In his new series of works Untitled (Bichos) (2024), Kasper Akhøj documents the weekly conservation protocol for Lygia Clark’s Bichos––also known as Critters––a series of hinged, unstable sculptures created in aluminum by the Brazilian artist beginning in 1959. Untitled (Bichos) includes a series of analogue, black and white photographs, hand printed by the artist, taken over the summer of 2024 in the conservation laboratories of Pinacoteca de São Paulo, where Clark’s Bichos were on show in the exhibition Lygia Clark: Project for a Planet.
With Untitled (Bichos), Akhøj continues his practice of complicating the history and theory of mid-twentieth century modernism by documenting the processes of preservation, displacement, replication and alteration through which works of art, architecture and design are transmitted over time.
In Welcome (To The Teknival) (2008-2017), Akhøj traced the transformation of the villa E.1027 by architect Eileen Gray over a nine year period as it undergoes comprehensive conservation work, including the removal of graffiti and the restoration of murals painted on the white walls of Gray’s building by Le Corbusier. Yet, whereas previous works, such as Welcome (To The Teknival), revolve around themes of replication and authorship, Untitled (Bichos) focuses on the use of things as an object in itself.
The Bichos mark a moment in Clark’s career when she had abandoned conventional forms of painting and sculpture turning instead to an art of participation. Intended to be handled and manipulated by exhibition goers, the Bichos prepare the evolution of Clark’s practice, after her move to Paris in the 1970s, into a form of psychotherapy centered on group interactions and the use of relational objects.
In Untitled (Bichos) Akhøj contraposes the reparatory process that the sculptures may or may not have been intended for with the maintenance work on the sculptures themselves that is necessitated by their constant handling while on display. Thus, the work brings to our attention the ways in which the functions of collection, conservation, and display are negotiated in modern art museums as well as how those negotiations often boil down to a distribution of care.
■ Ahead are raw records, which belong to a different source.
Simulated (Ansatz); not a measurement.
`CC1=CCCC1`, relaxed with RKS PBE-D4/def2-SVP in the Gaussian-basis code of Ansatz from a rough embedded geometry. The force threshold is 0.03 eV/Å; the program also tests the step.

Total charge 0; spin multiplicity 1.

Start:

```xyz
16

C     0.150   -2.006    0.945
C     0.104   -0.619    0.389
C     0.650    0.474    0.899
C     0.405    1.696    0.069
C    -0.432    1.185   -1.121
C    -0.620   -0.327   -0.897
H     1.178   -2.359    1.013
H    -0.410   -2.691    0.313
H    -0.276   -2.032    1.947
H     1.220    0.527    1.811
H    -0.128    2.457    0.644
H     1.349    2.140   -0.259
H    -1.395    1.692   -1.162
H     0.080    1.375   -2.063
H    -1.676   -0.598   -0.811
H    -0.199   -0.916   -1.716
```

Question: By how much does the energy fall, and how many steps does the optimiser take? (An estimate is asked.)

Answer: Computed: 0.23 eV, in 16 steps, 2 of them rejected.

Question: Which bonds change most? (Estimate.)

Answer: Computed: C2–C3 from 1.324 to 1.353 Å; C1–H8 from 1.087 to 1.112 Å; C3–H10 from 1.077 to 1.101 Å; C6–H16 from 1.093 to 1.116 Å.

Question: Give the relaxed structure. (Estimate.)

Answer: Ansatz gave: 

In the gallery’s adjacent space, Akhøj presents Abstracta (2007–), a slide projection documenting his research on the socio-economic and political history of the display system by the same name. Abstracta was conceived by the Danish designer Poul Cadovius (1911–2011) for the 1960 International fair in Brussels as a modular system that could be expanded almost infinitely. While only moderately successful in the West, unlicensed versions of Abstracta unknown to its designer, were produced in China and later found a market in Yugoslavia where they became ubiquitous across retail and public institutions over a 30-year period beginning in the 1970s. While Abstracta’s modularity and reproducibility may have appealed to either socialist economic principles or the communist imaginary, or both, the patent for Abstracta has since been purchased by an American corporation thus inaugurating a new chapter in the history of the system.